Thursday, February 02, 2006

The Real Story of the Ancient Olympic Games

The Real Story of the Ancient Olympic Games. The Winter Olympics will begin on February 10th in Torino, Italy. The official site in English is at Torino 2006.

Although the ancient Greeks did not compete in ice hockey, skiing, luge, or any of the other Winter Olympic sports, they did invent the Olympics. As such, this site about the "real" story of the ancient games is an entertaining read.

The site explores the motives of the ancient athletes and concludes that the original games were just as political and commercial as the modern Olympics. Further, the modern games have improved as far as sexism is concerned. Married women no longer have to fear death for watching men compete and they can alo participate in the games as well.

I find this hard to believe but cheating was common in the ancient Olympics and even encouraged! The site notes, "There were statues set up in the altis to commemorate athletes who had been caught cheating or bribing at the Olympic Games." Unless these statues were to shame fallen athletes, I do not think that was a good idea...

From the site:

During this Olympic season, you may hear from announcers, critics, commentators and even athletes that the Olympic games are too commercial, too political, too "professional." Or that the judging is too nationalistic.

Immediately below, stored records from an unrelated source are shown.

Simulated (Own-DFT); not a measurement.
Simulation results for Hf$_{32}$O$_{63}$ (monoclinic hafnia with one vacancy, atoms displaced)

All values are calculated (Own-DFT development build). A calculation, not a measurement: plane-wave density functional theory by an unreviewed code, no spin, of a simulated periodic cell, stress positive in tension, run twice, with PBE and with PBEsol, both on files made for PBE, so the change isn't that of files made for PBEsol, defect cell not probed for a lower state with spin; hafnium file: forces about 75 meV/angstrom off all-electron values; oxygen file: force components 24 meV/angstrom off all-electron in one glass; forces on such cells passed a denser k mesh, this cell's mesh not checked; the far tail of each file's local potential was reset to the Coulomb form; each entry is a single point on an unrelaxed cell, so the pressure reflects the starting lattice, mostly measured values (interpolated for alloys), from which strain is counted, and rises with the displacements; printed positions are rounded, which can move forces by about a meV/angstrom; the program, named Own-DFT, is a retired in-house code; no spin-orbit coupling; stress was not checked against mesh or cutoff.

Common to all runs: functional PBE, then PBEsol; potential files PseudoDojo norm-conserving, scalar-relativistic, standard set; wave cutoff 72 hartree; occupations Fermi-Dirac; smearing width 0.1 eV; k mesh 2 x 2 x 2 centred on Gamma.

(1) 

It's easy to assume that the ancient Olympic Games were different, that ancient Greek athletes were pure in mind and body, that they trained and competed for no other reason than the love of physical exercise, fair competition and to honor their gods.

But is this really true? Well, no.

In fact, politics, nationalism, commercialism and athletics were intimately related in the ancient Olympic Games. We may not realize it, but in today's games we recreate–with surprising accuracy–the climate and circumstances surrounding the ancient Olympic Games.